WINNIPEG - There's a battle that heats up every year at this time in Winnipeg as the snow melts. It pits cyclists against motorists along narrow streets and crowded curb lanes and occasionally erupts into protests that block rush-hour traffic.
It's a fight that Scott Miller hears about daily from customers at his cycling shop on Portage Ave., the city's main drag.
"Every day, there's somebody that talks about 'You know, I had this car cut me off,' or 'They stopped and turned right in front of me'," Miller says.
"There's no place for us. Pedestrians have the sidewalk, motorists have the road. Where do cyclists go?"
By all accounts - even the mayor's - Winnipeg has a severe shortage of bike paths, leaving cyclists to ride next to cars in the curb lanes of busy streets. The city lacks the type of trail system found in Edmonton's sprawling river valley or along Montreal's Lachine canal, both of which let cyclists travel dozens of kilometres through car-free green space.

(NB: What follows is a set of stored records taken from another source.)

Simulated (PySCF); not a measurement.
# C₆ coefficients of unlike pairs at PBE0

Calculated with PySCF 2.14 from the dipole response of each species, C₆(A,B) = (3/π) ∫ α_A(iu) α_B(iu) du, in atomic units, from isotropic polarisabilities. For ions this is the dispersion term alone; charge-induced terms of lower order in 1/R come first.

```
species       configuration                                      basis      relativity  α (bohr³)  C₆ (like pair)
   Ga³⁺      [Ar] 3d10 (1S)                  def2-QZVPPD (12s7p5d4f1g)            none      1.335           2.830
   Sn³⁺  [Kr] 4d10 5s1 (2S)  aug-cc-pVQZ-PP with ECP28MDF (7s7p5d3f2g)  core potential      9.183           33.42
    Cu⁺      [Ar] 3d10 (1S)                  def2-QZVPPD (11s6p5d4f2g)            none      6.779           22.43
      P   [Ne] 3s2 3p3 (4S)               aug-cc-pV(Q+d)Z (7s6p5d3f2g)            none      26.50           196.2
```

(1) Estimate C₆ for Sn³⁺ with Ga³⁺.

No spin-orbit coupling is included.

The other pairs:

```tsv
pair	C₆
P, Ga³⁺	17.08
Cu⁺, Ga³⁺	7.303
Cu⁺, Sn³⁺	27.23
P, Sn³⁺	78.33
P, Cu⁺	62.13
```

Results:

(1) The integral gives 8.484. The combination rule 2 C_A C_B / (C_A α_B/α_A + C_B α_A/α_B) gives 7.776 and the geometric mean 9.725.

Several lanes in Winnipeg's core are dedicated to bicycles and buses, but most are set aside only during rush hour and do not connect with each other.
Cyclists must also contend with the fact that most curb lanes on city streets are no wider than other lanes, so bike riders get minimal room to deal with passing cars and trucks.
The fight for space leads to a lot of confrontation.
Charles Burchill says he often comes across "people feeling that I just shouldn't be there - and that happens probably once every month."
The university professor commutes downtown every day.
"It's not all the time that people roll down their windows and yell at you ... but it happens," he says.
Motorists have their own complaints. They have called radio talk shows to chastise cyclists who breeze through red lights, weave in and out of traffic and don't signal.
Burchill concedes there are plenty of cyclists out there who break the rules, including ones he calls "yahoos" who race down sidewalks and risk hitting pedestrians.
The most strident cycling advocates got together a few years ago and formed a local version of Critical Mass, a movement that started in San Francisco in 1992. On certain Fridays during the summer months, hundreds of them congregate and ride on downtown Winnipeg streets, sometimes blocking cars and trucks across all lanes to drive home their point that the city should be more bike-friendly.
Mayor Sam Katz is promising to defuse the battle by giving cyclists more road space to call their own.
"I agree the need is most definitely there and I think it's a shame that for, I guess, decades we never took that into consideration in our planning," Katz said in a recent interview.
"We're looking at options as they become available."
His administration has opened several bike paths in city parks, although critics say those paths are designed for families out for a Sunday ride, not commuters trying to get to or from work using pedal power.
The federal and provincial governments are pumping millions of dollars more into the city for a combination of road repairs, transit improvements and new bike paths. Exactly how that money will be divvied up remains to be seen.
The next major project on Katz's mind is a dedicated bike lane that will run alongside a planned rapid transit corridor from downtown to the south end. But because the various levels of government are still negotiating about funding, the lane won't be completed any time soon.
Still, in the end, Winnipeg could just get what Miller says is his dream for the city and for himself.
"A ride. A safe place to ride."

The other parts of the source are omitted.